But to add to that argument, if auto-demotion is a violation of the
Law of Least Surprise, as you claim, then naming this option
merge.renames is also a violation of the Law of Least Surprise.  You
would instead need to rename it to something like
merge.recursive.renames.  (And then when a new merge strategy comes
along that also does renames, we'll need to add a merge.ort.renames.)

> It is fine, of course, to admit at this stage that the whole magic idea of
> letting merge.renames inherit from diff.renames was only half thought
> through (we're in reviewing stage right now for the purpose of weighing
> alternative approaches and trying to come up with the best solution after
> all) and that we should go with Ben's original approach, which has the
> rather huge and dramatic advantage of being very, very clear and easy to
> understand to the user. We could even document that (and why) the 'copy'
> value in merge.renames is not allowed for the time being.

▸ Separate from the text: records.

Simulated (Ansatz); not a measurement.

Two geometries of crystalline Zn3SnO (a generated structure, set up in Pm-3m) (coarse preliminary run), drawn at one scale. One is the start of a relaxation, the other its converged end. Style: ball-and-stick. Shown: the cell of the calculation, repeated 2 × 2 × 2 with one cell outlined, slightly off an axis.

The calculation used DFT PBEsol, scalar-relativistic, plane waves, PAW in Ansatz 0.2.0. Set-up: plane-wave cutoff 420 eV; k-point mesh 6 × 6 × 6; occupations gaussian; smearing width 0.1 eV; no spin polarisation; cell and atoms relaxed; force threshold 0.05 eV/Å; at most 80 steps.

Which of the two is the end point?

It was only half thought through, yes, at least by me.  But the more I
think through it, the more I like the inheritance personally.  I see
no problem with the demotion and think the inheritance has the
advantage of being easier to understand, because I see your proposal
as causing questions like:
  - "Why does merge.renameLimit inherit from diff.renameLimit but
merge.renames doesn't from diff.renames?"
  - "Why can't I just specify in one place that I {am, am not} willing
to pay for {full, both copy and} rename detection wherever it makes
sense?"
  - "How do I control the detection for the diffstat at the end of the merge?"


Hope that helps,
Elijah


Re: [PATCH v3 2/3] merge: Add merge.renames config setting

2018-04-27 Thread Johannes Schindelin
Hi,

On Thu, 26 Apr 2018, Elijah Newren wrote:

> On Thu, Apr 26, 2018 at 7:23 PM, Junio C Hamano  wrote:
> > Ben Peart  writes:
> >
> >> Color me puzzled. :)  The consensus was that the default value for
> >> merge.renames come from diff.renames.  diff.renames supports copy
> >> detection which means that merge.renames will inherit that value.  My
> >> assumption was that is what was intended so when I reimplemented it, I
> >> fully implemented it that way.
> >>
> >> Are you now requesting to only use diff.renames as the default if the
> >> value is true or false but not if it is copy?  What should happen if
> >> diff.renames is actually set to copy?  Should merge silently change
> >> that to true, display a warning, error out, or something else?  Do you
> >> have some other behavior for how to handle copy being inherited from
> >> diff.renames you'd like to see?
> >>
> >> Can you write the documentation that clearly explains the exact
> >> behavior you want?  That would kill two birds with one stone... :)
> >
> > I think demoting from copy to rename-only is a good idea, at least
> > for now, because I do not believe we have figured out what we want
> > to happen when we detect copied files are involved in a merge.
> >
> > But I am not sure if we even want to fail merge.renames=copy as an
> > invalid configuration.  So my gut feeling of the best solution to
> > the above is to do something like:
> >
> >  - whether the configuration comes from diff.renames or
> >merge.renames, turn *.renames=copy to true inside the merge
> >recursive machinery.
> >
> >  - document the fact in "git merge-recursive" documentation (or "git
> >merge" documentation) to say "_currently_ asking for rename
> >detection to find copies and renames will do the same
> >thing---copies are ignored", impliying "this might change in the
> >future", in the BUGS section.
> 
> Yes, I agree.

Guys, you argued long and hard that one config setting (diff.renames)
should magically imply another one (merge.renames), on the basis that they
essentially do the same.

And now you are suggesting that they *cannot* be essentially the same? Are
you agreeing on such a violation of the Law of Least Surprise?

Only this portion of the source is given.